Sunday, February 27, 2005

The Boss is Back!... and it's not Bruce Springsteen. It has turned into a spring ritual for baseball fans: We must endure George Steinbrenner for yet another season.

His $140 million player, Jason Giambi, it turns out, had been caught doing steroids, before and since he became a Yankee. And someone (never Steinbrenner) has to be to blame. One would think perhaps some blame lies with Giambi. Not according to Steinbrenner, who when asked whether Giambi should apologize, simply retorted: "I figure that's his business." Or perhaps the Yankees front office shoulders some blame. Or perhaps everyone else in baseball who turned a blind eye to the use of steroids in baseball because it was in everyone's pecuniary interest to do so. Or perhaps... perhaps... even the man at the very top... George Steinbrenner.

Instead, the villain, as Steinbrenner sees it, is Giambi's agent, Arn Tellem. Giambi was to engage in a tearful apology and confessional, worthy of Oprah, at Yankee stadium on Feb. 10. The issues of which Yankee players used steroids, Giambi's future with the team, etc., the fact that it is the Boston Red Sox rather than the New York Yankees who are the world's reigning champions, that it was the Mets instead of the Yankees who got Pedro, were then simply going to fade with time. To Steinbrenner, steroids is nothing more than a public relations matter, like any other, that with the proper spin can be made to go away.

When Tellem wouldn't let Giambi answer specific questions about his steroid use, because of the still ongoing federal grand jury investigation of the matter, Steinbrenner flew into a public rage at the agent, full of profanity. We don't know exactly what that obscenity was, because the New York Times declined to publish it. The newspaper of record will only supplement Steinbrenner's comments regarding Tellem by saying that he also mumbled: "He's no good."

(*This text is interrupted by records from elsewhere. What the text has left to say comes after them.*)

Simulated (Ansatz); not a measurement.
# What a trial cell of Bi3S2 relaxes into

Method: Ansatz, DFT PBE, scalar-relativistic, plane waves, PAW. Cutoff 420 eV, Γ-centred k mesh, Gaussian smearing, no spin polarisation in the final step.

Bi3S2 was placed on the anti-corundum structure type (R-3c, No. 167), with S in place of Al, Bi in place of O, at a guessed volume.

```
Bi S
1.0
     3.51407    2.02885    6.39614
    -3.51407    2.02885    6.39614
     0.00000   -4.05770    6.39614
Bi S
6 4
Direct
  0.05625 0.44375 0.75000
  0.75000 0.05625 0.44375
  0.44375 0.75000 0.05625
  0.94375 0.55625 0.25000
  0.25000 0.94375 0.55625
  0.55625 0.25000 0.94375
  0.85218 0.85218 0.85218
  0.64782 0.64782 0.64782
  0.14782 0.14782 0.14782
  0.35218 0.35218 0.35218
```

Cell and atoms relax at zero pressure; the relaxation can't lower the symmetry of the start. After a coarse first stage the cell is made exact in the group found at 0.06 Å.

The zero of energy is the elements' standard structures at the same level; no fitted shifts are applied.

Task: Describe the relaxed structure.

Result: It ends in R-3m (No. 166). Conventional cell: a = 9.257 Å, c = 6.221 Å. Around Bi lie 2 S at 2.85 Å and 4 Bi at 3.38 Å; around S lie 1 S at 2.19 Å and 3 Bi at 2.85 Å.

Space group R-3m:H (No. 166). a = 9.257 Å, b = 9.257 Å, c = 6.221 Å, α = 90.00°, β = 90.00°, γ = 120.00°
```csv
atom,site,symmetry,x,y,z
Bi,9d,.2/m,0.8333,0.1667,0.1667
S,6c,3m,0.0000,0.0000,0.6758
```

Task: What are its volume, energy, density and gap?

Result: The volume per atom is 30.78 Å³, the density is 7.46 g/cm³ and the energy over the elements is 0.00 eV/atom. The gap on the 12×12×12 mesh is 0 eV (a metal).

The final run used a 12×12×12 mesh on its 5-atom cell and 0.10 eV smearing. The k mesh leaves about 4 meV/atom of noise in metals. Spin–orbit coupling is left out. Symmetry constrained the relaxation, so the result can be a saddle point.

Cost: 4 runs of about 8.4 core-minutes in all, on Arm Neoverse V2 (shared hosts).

On the upside, it is good to see someone being held responsible for the steroid scandal, even if it is just a player's agent.

Update, Feb. 28, 2:37 A.M: The New York Times still won't tell us what word or words of profanity Steinbrenner used. But Murray Chass, a baseball columnist for the Times brings us closer to the... truth, writing that Steinbrenner "used a four-letter verb Saturday in speaking to reporters about Arn Tellem."

I would like to say that clears up the matter, but if one uses that particular word to describe a person, is it not then, in its usage, a noun?